Rlys may lose freight traffic to road

The fuel adjustment component (FAC) introduced for rail freight is likely to push up the transport charges by 5.8% and may result in traffic moving away from the state-run transporter to trucks as moving goods by road will get even more attractive. The 5-6% decline in road freight rates over the past few months will add to the competitiveness of trucks, industry players said.

The freight increase will cost the Railways some of the premium cargo moved by it (such as cars) and help consolidate truck freight rates. “The dynamic fuel surcharge will result in a freight change twice a year. Rail transportation of cars will, therefore, become progressively more expensive as we are likely to see an upward revision in diesel prices,” said R Sethuraman, director, finance and corporate affairs, Hyundai Motor India, which continues to use Railways along with road transport for movement of its vehicles.

At present, road transport sector has around 80% share of country’s freight, while Railways’ share has been steadily decreasing — from 32% in 2002 to 20% at present. Industry estimates suggest that the share of cement, which is one of the major bulk cargo items, has dropped by 8-9%. Items like iron ore, coal, steel, fertilizer, petrol product and cement constitute 90% of rail cargo. With transporters getting huge number of heavy duty and multi-axel trucks, some of these major cargos are also getting shifted to the road transport sector.

Absolute comparison of freight charges for each category of items shows that rail charges are less. But factors like safe delivery, continuous availability of booking and delivery point within business centres/markets and business hubs, along with personalized service and better claim settlement make road transport sector more attractive. About 95% of the parcel cargo is transported by road.

The new announcement has not gone down well with the market. “A 5% increase in freight rates from April 1 will generate higher revenues to Railways, but it also runs the risk of losing its already dwindling market share to roads and highways. While improvement in connectivity to mines is a welcome step, increase in freight will not only push up steel prices, it will also add to inflationary pressures,” said Dilip Oomen, MD, Essar Steel.

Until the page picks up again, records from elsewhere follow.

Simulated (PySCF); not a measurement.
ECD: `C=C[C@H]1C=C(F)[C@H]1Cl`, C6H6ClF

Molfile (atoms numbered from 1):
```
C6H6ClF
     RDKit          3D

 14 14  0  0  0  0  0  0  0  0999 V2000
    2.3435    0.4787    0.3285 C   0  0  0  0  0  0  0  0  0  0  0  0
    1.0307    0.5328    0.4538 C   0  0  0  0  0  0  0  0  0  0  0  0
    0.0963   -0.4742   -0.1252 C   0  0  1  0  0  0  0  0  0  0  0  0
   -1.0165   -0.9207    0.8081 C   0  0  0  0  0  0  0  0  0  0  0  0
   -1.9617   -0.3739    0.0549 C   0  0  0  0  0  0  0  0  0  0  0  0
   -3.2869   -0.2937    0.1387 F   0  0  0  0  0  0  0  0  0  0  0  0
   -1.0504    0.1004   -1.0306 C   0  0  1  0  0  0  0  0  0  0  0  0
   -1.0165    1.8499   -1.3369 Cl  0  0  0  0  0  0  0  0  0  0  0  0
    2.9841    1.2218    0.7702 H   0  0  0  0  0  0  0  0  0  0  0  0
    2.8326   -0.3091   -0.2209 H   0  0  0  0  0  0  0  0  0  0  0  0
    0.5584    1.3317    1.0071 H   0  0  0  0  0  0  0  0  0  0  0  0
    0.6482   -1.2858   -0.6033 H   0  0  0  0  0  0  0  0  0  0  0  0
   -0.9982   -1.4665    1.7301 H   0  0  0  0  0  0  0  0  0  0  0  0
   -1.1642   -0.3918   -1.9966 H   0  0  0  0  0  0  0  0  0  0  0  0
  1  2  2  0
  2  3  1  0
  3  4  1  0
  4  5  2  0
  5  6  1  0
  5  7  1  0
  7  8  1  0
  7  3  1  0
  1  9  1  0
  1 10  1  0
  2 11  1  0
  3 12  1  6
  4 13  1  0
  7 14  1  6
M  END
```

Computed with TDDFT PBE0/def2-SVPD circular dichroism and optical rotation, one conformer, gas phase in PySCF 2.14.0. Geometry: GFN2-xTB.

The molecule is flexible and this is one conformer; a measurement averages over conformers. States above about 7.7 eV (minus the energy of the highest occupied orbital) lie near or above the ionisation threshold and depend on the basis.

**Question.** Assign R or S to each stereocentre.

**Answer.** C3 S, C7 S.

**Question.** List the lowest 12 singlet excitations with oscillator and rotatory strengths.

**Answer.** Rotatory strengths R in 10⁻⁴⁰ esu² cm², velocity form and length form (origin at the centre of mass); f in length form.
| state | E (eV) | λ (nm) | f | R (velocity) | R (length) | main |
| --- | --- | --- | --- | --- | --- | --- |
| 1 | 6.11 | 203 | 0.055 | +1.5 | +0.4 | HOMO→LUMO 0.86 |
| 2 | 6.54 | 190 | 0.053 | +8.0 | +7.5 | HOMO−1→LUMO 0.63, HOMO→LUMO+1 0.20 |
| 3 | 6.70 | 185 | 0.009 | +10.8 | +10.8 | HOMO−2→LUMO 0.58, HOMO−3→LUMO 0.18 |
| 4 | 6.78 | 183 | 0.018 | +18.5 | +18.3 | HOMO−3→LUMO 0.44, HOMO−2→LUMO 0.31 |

Industry experts said the focus should be on increasing the speed of cargo delivery than comparing whether it would entail loss for Railways or road transport. “We have a record of cargo moving 30 km per hour by road and 25 km by train, which is dismal. There is a need to bring down our logistic expense to 7% of GDP, which is at present 15% of our GDP,” said S P Singh, convener, Indian Foundation of Transport Research and Training, an advocacy group.